Spike Jonze’s long-awaited film is a beautifully shot, hip-to-a-fault Freudian fantasy, but it will put most kids to sleep, writes Donald Clarke
ADVANCE WORD has suggested that Spike Jonze’s adaptation of Maurice Sendak’s durable Where the Wild Things Are might not be suitable for children. Not that it matters, but this does, indeed, appear to be the case.
The surprise, however, is that, rather than being inappropriate in the manner of The Exorcist or I Spit on Your Grave, Where the Wild Things Are turns out to be inappropriate in the manner of a Philip Glass opera or a late novel by Henry James. Some younger infants may, it is true, run screaming from the titular id-monsters, but many more will be overcome with fits of drowsiness and distraction.
Well, there’s nothing wrong with that. If Jan Svankmajer, the great Czech animator, can make a profoundly disturbing horror film from Alice in Wonderland, then Spike Jonze, director of the brilliant Being John Malkovich and Adaptation, is within his rights to attempt a Freudian deconstruction (or whatever) of this adored children’s book.
To be fair, the movie begins well enough. A young fellow named Max is about to have a falling out with his older sister and his harried single mom. Frolicking in the sort of soothingly blurred, suavely jiggled cinematic nowhere that Jonze often created for his pop videos, Max over-excites his sibling – just tripping over the threshold into adulthood – and causes her to crush an igloo he has fashioned in the front garden. Later he catches mom (Catherine Keener) smooching with a new boyfriend (Mark Ruffalo) and, after throwing an Oedipal tantrum, sprints furiously from the house.
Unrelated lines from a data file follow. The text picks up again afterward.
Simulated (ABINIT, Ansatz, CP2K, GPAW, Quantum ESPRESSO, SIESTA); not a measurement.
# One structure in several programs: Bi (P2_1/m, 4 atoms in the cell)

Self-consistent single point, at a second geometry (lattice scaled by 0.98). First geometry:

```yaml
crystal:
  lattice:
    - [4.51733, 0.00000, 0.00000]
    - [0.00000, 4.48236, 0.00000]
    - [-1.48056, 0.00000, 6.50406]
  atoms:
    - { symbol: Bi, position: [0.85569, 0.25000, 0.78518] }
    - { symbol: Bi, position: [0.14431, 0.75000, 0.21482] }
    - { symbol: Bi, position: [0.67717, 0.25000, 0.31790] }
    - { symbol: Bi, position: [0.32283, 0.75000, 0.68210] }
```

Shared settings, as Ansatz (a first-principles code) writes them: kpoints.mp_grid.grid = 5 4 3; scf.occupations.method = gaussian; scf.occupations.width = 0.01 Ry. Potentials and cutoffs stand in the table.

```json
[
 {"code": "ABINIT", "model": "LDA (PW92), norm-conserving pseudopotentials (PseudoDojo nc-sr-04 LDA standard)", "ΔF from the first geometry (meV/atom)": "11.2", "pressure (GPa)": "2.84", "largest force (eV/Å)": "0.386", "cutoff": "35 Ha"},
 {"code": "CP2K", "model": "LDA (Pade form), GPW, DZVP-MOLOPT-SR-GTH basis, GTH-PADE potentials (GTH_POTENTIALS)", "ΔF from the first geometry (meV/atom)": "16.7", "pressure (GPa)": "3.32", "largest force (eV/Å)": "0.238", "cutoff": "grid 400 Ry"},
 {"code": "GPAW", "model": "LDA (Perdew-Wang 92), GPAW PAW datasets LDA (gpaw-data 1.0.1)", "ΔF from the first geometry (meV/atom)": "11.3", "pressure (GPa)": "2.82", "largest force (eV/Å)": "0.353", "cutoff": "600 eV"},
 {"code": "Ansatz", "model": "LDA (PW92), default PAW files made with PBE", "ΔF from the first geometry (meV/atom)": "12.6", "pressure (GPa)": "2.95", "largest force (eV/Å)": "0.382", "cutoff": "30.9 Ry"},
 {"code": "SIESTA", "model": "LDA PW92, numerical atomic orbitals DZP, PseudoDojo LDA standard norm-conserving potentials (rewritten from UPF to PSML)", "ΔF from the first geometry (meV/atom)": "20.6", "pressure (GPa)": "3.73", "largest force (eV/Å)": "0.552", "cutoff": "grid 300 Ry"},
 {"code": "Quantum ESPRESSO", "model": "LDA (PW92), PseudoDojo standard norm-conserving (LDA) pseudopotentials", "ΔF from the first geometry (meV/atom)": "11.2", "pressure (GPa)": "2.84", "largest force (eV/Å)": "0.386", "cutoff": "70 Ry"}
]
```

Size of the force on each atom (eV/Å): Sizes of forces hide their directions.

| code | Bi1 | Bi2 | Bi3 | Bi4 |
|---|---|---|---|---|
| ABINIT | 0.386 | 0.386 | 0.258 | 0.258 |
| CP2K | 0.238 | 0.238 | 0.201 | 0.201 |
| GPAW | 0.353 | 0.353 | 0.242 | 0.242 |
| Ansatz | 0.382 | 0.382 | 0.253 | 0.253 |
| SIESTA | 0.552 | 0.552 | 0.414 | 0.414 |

Max Records (what a Jonzeish name!) quite correctly injects as much venom as charm into his performance as the peevish hero, and the opening act suggests that the director could one day shed the post-modern paraphernalia and offer us a worthwhile naturalistic drama.
Problems begin, however, when Max finds a boat and sails across oceans to, well, where the wild things are. Passing from reality to fantasy in a seamless, perfunctory instant, the boy seems only mildly surprised to encounter an island populated by squabbling relatives of Harry the Monster from Sesame Street.
Leaning more towards puppetry and furry costumes than computergenerated imagery, the filmmakers have certainly created an environment worth looking at. In this land, the sun never seems to rise more than a thumb’s width above the horizon and, as a result, solar flares constantly excite the unblinking lens. Less tropical and more Transylvanian than the forests of Sendak’s illustrations, the vegetation seems rooted in the compost of pre-adolescent angst.
What a shame, then, that the wild things’ society is so deathly uninteresting. Adapting a very short wad of text (indeed, it comprises significantly fewer words than this review), Dave Eggers, publisher to the hipperati, has attempted to flesh out the inhuman characters with various jealousies,
insecurities and neuroses.
As a result, what was once a powerful metaphor for hidden forces within the everyday world has now become simply another version – hairier, but only mildly scarier – of the everyday world. Slightly mumbly, proudly introverted, the wild things seem like the sort of creatures who might hang around Jonze’s loft listening to Animal Collective on a Sunday afternoon.
Indeed, the long middle section of Where the Wild Things Are stands as a practical demonstration of the faux-insouciant arrogance that characterises too much art from (a now aging) Generation X. The creatures squabble, but they’re too cool to indulge in anything as amusing as slapstick. The story mopes around a great deal but, distracted by its new Japanese sneakers, it can’t be bothered to maintain any kind of worthwhile order.
And then there’s the muchvaunted soundtrack by indie-Streisand Karen O and various other self-important slugabeds. A large part of this gang’s pose involves a pretence towards not caring, but the film seems so madly proud of its achingly withdrawn music – nursery-rhyme warbles combined with camp-fire strumming – that it fails to notice how uncomfortably the melodies sit with the action.
Ultimately, though it has its moments, Where the Wild Things
Are feels like an entertainment made by Brooklyn-friendly hipsters for Brooklyn-friendly hipsters. Mr Jonze, Mr Eggers and Ms O have done good work in the past and will do so again. But, just for tonight, they deserve to be sent to bed without any supper.